These real-time reactions are possible only by executing AI technology directly at the edge. One company, CyberLink, demonstrated significant leadership in this area as part of the University of Washington facial recognition algorithm competition, the MegaFace Challenge.
High-Performance Facial Recognition for the Edge
The MegaFace Challenge is a series of benchmark tests that invites facial recognition developers to test their algorithms against a large training data set.
Images of celebrities and people with extreme age differences are sprinkled in among anywhere from 10 to 1,000,000 “distractors,” which are images of other faces and even some photos that the AI training set as incorrectly identified as faces.
The competition was tough, as algorithms from companies like Google, Tencent, and others achieved identification accuracies in the high 90 percentiles on smaller data sets. But they performed progressively worse as the number of distractors increased, as shown in Figure 1.
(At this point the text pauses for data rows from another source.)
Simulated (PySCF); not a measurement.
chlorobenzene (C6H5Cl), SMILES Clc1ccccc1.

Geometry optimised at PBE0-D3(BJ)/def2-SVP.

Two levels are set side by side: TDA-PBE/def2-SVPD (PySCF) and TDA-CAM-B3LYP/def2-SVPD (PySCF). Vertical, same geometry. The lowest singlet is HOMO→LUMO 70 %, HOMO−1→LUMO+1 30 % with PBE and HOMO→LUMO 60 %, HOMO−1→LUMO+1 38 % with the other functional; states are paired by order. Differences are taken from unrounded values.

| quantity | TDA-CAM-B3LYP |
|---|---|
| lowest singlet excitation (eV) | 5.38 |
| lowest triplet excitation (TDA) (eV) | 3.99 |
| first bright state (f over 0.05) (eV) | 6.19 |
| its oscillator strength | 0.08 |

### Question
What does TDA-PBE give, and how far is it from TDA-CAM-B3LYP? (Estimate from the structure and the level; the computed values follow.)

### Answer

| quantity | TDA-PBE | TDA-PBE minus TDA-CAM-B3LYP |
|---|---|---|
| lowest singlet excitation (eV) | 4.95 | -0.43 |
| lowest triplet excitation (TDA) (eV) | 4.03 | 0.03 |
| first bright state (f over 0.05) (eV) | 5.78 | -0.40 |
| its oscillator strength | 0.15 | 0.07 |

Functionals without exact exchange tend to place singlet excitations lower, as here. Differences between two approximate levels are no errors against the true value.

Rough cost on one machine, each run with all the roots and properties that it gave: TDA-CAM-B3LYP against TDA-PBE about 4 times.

Exceeding Google’s FaceNet v8 and SIATMMLAB TencentVision, in performance was CyberLink’s FaceMe AI facial recognition engine, based on the SphereFace algorithm. It registered better than 98.4 percent accuracy while running completely at the edge.
Designed for facial recognition engineers, FaceMe is a cross-platform Software Development Kit (SDK), capable of analyzing attributes such as age, gender, and emotion. Its neural network has been pre-trained on large image databases and is compatible with frameworks such as TensorFlow and Core ML—enabling developers to integrate their own training data.
After being trained, the resulting inference engine is combined with pre-processing algorithms that compress it to as small as 4 MB. These algorithms also make the SDK compatible with edge systems ranging from mobile devices to Linux-based digital signage solutions to Windows PCs. This level of hardware and software compatibility means that FaceMe is applicable in use cases such as smart city surveillance, intelligent retail marketing, and personalized smart home robots (Figure 2).
“Right now most facial recognition solutions, like those from AWS, Google, and Microsoft, are running in the cloud,” said Steven Lien, Marketing Director at CyberLink. “Cloud-based facial recognition isn’t ideal in certain scenarios, such as a door security system, for example. When you walk in front of the system, you would have to wait 20 or 30 seconds for the image or video to be uploaded to the cloud and to get a response back on the local device.”
“FaceMe is optimized for edge devices. It could run on a personal computer, mobile devices like Windows, iOS, or Android phones, and so on. It is also optimized for different hardware, like CPUs and GPUs,” Lien continued. “There are a lot of different parameters you can adjust inside the FaceMe environment for different deployments, such as the size of face capture (in pixels), frame rates, and false acceptance rates.”
As Lien pointed out, some facial recognition systems will require faster response times, higher accuracy, or the ability to capture more or fewer facial images at once. FaceMe allows developers to tailor their algorithms to use less computing power (in the case of a mobile application), reduce latency (a smart door lock), or capture many images at once (smart city surveillance).
Faster Recognition on More Platforms
To make inferencing engines compatible with different edge processors and operating systems, FaceMe SDKs rely on enabling technologies like the Intel® Distribution of OpenVINO™ Toolkit (Figure 3). The OpenVINO Toolkit is a development tool that optimizes computer vision inferencing algorithms for use on CPUs, GPUs, FPGAs, and machine learning accelerators like Intel® Movidius™ vision processing units (VPUs).
“There are a lot of different tools for neural network processing. And currently there are many different inference engines, so FaceMe provides converters between each of them,” Lien said. “With so many different components, the Intel OpenVINO Toolkit is a good platform for aggregating them into one complete SDK.”
When enabling the OpenVINO Toolkit for FaceMe-based algorithms, facial recognition can be accelerated by as much as 500 percent. Meanwhile, FaceMe retains its accuracy, with gender detection accuracy of 98 percent, emotion detection of up to 86 percent, and just a mean average error of 5.8 years when analyzing age.
AI’s Killer App is Just Around the Corner
The ability to scale performance and power utilization across so many different platforms means that facial recognition could be more pervasive, sooner. The FaceMe SDK is also easily portable, meaning developers can reuse application components across their development environments to accelerate deployment.
With access to facial recognition technology that rivals the accuracy of technology giants, AI engineers can now provide commercially viable facial recognition directly at the edge. In time, this will enable more precision retail marketing, better surveillance and access control, and a generation of “Charles”-like robots that provide believable human interactions.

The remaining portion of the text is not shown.